Oil price plunge to depress credit demand

Published January 26, 2015
ISLAMABAD: Senator Muhammad Yousuf Baloch, Chairman, Senate Standing Committee on Petroleum and Natural Resources, presiding over a meeting of the committee at Parliament 
House.—APP
ISLAMABAD: Senator Muhammad Yousuf Baloch, Chairman, Senate Standing Committee on Petroleum and Natural Resources, presiding over a meeting of the committee at Parliament House.—APP

THE fall of over 60pc in international oil prices since June 2014 may force oil exploration companies to scale back their operations this year, which should depress their bank credit demand.

Sources in an exploration company told Dawn that the company had decided to drill only 31 exploratory oil wells this year, against over 50 last year. This suggests how the declining oil prices — hovering around $47 per barrel now against $115 a barrel in June 2014 — affect oil exploration companies. This is why bankers fear that credit demand from these companies might remain subdued this year.

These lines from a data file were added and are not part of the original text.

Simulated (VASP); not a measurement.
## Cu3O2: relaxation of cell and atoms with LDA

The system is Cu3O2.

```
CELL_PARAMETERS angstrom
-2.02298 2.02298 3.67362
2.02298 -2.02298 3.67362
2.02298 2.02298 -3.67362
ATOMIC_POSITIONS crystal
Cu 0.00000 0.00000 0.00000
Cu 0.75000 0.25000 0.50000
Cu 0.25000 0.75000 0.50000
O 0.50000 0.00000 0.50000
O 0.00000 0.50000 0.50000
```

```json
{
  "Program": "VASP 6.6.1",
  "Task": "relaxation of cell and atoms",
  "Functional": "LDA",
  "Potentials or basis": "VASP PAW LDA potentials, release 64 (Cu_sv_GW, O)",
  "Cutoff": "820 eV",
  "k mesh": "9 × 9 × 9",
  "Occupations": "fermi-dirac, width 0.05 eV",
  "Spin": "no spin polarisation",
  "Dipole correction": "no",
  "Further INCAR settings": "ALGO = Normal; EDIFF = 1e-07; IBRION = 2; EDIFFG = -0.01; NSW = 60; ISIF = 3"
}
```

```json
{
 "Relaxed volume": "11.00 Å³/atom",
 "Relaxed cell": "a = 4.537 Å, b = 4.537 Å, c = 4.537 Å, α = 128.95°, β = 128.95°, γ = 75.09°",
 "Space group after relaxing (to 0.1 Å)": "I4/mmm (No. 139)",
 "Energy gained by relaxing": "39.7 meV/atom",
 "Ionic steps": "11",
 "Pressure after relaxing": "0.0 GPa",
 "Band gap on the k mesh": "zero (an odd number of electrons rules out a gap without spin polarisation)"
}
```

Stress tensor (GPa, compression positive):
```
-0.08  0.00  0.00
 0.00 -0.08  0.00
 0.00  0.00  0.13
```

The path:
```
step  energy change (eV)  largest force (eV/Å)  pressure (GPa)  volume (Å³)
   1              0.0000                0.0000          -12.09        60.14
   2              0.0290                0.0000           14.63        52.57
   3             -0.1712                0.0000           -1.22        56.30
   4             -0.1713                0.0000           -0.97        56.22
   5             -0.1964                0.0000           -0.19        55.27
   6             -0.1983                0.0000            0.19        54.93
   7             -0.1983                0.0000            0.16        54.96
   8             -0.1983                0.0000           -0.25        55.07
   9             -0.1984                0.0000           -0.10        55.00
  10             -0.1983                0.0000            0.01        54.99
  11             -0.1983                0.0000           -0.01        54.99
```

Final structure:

While oil exploration firms have just started slowing their exploration activities, some of them must have begun containing their non-core expenses a few months earlier in view of decelerating oil prices.

That is perhaps why banks’ net lending to oil and gas extraction companies during July-December 2014 fell below Rs1bn from about Rs2bn in July-December 2013, according to latest SBP statistics.

Meanwhile, the free fall in oil prices has, for the time being, lowered the operational cost of electricity producing companies and reduced their working capital requirements.

This is reflected in the decline in banks’ net lending to electricity, gas and water sector to just Rs4.4bn during July-December 2014, from Rs31.5bn in July-December 2013. Bankers link it largely to lower credit intake by private power producers.

However, borrowing by the petroleum refining and coke producing sectors went up to Rs14bn from Rs12bn during the period under review. This happened as some refineries continued to receive installments of their long-term project financing from banks.


The free fall in oil prices has, for the time being, lowered the operational cost of electricity producing companies and reduced their working capital requirements


Besides, till the second half of last year, local crude production had remained strong due to aggressive oil exploration activity in 2013 and in the first half of 2014, and refineries had more processing jobs at hand, industry sources say.

However, bankers say as the power sector circular debt keeps expanding, both oil exploration and marketing companies may still seek bank funds. These borrowings may rise further if the debt crisis remains unresolved.

How the circular debt is affecting the domestic oil supply chain is evident from the fact that Pakistan State Oil’s inability to maintain decent oil reserves was owing to its weak financials. This, at one stage, reportedly led PSO to defer payments of oil import bills.

PSO officials claim that the issue has been sorted out and their relationship with banks are intact. And after Prime Minister Nawaz Sharif’s directive to keep at least two months’ worth of oil reserves, imports of crude and refined petroleum products are sure to increase, meaning regular banking business for the financing of import LCs, they add.

Bankers say as the energy sector steps up its recovery drive, the financial health of oil marketing companies (OMCs) and electricity and gas distribution firms should improve. This means that their working capital requirements may remain subdued, or see little growth. The problem is with OMCs that would need huge bank funds to clear up debts of petroleum refineries even if they manage to recover part of their stuck-up outstanding bills with electricity companies.

Bankers guesstimate at least a $1bn drop in the oil import bill in FY15 due to six-year low oil prices. This, they say, would translate into lower bank earnings on LC margins, but that should be more than compensated by the increase in overall imports. In the first half of FY15, the country’s total import bill surged by about 11.7pc to $24.2bn.

Bankers also talk about several indirect consequences of the flattening of oil prices on the banking business. For example, automobile sales have been growing and are expected to rise further. This, in turn, would keep fuelling car financing. Declining inflation and falling interest rates coming in the wake of the oil price plunge are also expected to keep the demand for consumer credit high.

On top of it all, reduced local oil prices have led to higher profitability for the transport sector, as transporters have not fully passed on this benefit to commuters and goods’ movers. However, the transport sector continues to get enough bank credit, presumably for investment in capacity-building, given that inland trade has been growing, bankers say.

The SBP doesn’t report data on lending to the transport sector alone. But a Rs10bn increase in net bank loans to the transport, storage and communication sector during the first half of this fiscal — against a nominal Rs1.2bn rise in the year-ago period — lends credence to bankers’ view.

Regardless of some variations in sectoral disbursements, banks’ credit for the private sector has so far remained low. Between July 1, 2014 and January 9, fresh lending to the private sector totalled Rs153.6bn, against Rs234.6bn in the same period of the prior year.